Cast your mind back, if you will, to the heady days of the heatwave, when outdoor pools and lidos were filled to bursting with sweltering city dwellers desperate to cool off.
Like the proverbial sardines in a tin, space was at a premium; all these bathers could ever hope to do was bounce and splash off each other. And this, to the poolside observer, looked like a congested, hellish version of David Hockney’s signature LA painting, A Bigger Splash. What would be far easier, and much more civilised, would be to take inspiration from this titan of painting’s snappy style of dressing instead.
If you’re a colour devotee then the Hockney of the 1960s should be your sartorial hero: he was as fond of vivid colour in his wardrobe as he was in his art. Without doubt, he was one of Pop Art’s most brightly dressed fops, looking to all the world as though he’d just stepped out of one of his Californian paintings.
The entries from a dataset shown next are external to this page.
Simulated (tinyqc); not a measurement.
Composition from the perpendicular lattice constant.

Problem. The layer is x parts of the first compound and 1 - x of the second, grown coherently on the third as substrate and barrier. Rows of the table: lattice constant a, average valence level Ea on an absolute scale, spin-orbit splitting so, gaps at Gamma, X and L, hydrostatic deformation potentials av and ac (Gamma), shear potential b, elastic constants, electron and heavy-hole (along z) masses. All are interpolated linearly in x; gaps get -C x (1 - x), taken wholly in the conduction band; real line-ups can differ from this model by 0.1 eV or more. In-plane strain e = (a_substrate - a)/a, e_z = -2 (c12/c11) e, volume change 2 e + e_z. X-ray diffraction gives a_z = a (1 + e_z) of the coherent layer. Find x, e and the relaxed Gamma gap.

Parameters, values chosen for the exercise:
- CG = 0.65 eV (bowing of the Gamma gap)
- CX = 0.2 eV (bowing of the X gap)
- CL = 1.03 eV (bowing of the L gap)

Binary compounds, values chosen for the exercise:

Stripes should be your pattern of choice with the traditional Bengal stripe shirt taking pride of place. And while colour blocking should become second nature to you, be careful of seeming too flamboyant; remember that it was Hockney’s attention to detail that stopped him from looking contrived. A bashed-up white plimsoll, or a well worn tailored jacket put paid to any notion of pretentiousness. Copying his large round eyeglasses or bleached blond Warholian moptop, are of course, entirely optional.
Hockney’s personal style has even influenced designers, in particular Christopher Bailey of Burberry Prorsum, whose collection for next summer uses the painter as a muse, proving that he is truly a man for all seasons. In fact, the artist’s dress sense and panache have been replicated so often, it would be no surprise if he eventually designs a collection himself.